There are so many things to enjoy about this book.  Seanan McGuire has an amazing (and, as it turns out, educated) perspective on Faeries and folklore.  Rosemary and Rue is peppered, née, doused liberally (dipped and drenching in) the type of Faeries nightmares are made of: selkies staking out San Francisco streets to lure gullible citizens into the murky depths of the bay; piskies with nasty tempers; even the more well-adjusted species have their darker sides.  With so much hierarchy in the still very feudal Fae ruling system, it was almost surprising to see similarities between how the Fae conduct themselves regarding humans, an “interesting diversion” (p. 127), and how the Greek gods did.  References to Titania and Oberon came against phrases like “First-born” (p. 306) to strengthen this connection, making the Fae of McGuire’s world into a pantheon of legends.  Quite naturally, as all larger than life figures, the penultimate Mother and Father of Faerie are spoken of in hushed tones, the realities of their lives having risen into mythological obscurity.  The ambiance of the text reflects this grandeur and finds a sense of rootedness in time as well as place.  It’s in this world of ages that suddenly McGuire lets lose an absolutely amazing cast of likable (albeit sometimes “love to hate”) characters.
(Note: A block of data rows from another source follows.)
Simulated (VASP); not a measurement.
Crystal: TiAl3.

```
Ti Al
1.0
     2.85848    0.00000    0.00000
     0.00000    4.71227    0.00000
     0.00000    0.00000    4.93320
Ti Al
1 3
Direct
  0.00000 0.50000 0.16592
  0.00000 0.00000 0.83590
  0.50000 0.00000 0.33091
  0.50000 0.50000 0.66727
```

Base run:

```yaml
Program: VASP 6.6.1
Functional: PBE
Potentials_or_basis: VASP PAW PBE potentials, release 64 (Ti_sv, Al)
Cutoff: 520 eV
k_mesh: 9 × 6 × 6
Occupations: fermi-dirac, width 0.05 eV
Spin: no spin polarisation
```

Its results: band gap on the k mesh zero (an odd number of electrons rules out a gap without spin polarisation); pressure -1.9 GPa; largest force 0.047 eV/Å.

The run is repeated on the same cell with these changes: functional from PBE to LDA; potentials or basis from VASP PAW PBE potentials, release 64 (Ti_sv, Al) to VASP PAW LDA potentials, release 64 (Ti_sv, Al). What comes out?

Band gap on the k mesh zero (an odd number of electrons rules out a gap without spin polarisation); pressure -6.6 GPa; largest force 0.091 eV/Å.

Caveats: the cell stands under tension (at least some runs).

The Cait Sidhe--Tybalt and Julie in particular--are my favorite.  I won’t be able to look at another cat again without thinking it’s a secret spy from the Court of Cats.  If you think the Cait Sidhe are the only mercurial rival to their domestic feline counterparts, you’ll need to take another look at McGuire’s Fae.  It seems as if nearly every species is equal parts temper and unpredictability.  Tobes experiences this first hand when she’s not only confronted by a nasty Red Cap with a gun full of iron bullets, but a Doppelganger as well--vicious and wickedly dangerous the moment Tobes drops her guard.  As our narrator points out, “It all came down to blood and roses” (p. 311), a generous reminder that getting injured and regular physical reminders of the importance of her mission are largely what drives Rosemary and Rue forward.  For all that I loved this novel, I almost felt it should have been called “Blood and Roses” instead!

If you want a fresh, exciting, and utterly un-put-downable story of multicultural faeries where the unwritten rules of the Fae are archaic, but elegant and operate on propriety, where Pixies sweat glitter, and where it’s impolite to say “thank you,” where a woman fighting tooth and nail for a chance to be happy only to discover she has friends in more places than she ever imagined, then you absolutely have to read Rosemary and Rue.  I’ll be quite ready to pick up my copy of its sequel (and all subsequent releases), A Local Habitation, on March 2nd.



How many Jawas recommend this book?



3 comments:

Lily Child said...

Alright, I am going to pick this book up TODAY. Both you and TJ have raved over it! I must read it!!!

TJ said...

I am SO glad that you enjoyed this series, because I am HOOKED myself. I, too, am really hooked on the cat characters (and indeed it looks like Tybalt is shaping up to be the fan favorite).

Now get A Local Habitation so we can flail together and discuss the most recent happenings in the Toby world. Because ALH is even more awesome than R&R!

Erika said...

@Lily: I agree--you must read it. :) I think you'd like it and now's the best time! A Local Habitation is out tomorrow.

@TJ: I love Cait Sidhe!! I'm going tomorrow to buy a copy of ALH and wil jam it into my reading schedule. Seriously, I loved this book. There shall be much flailing.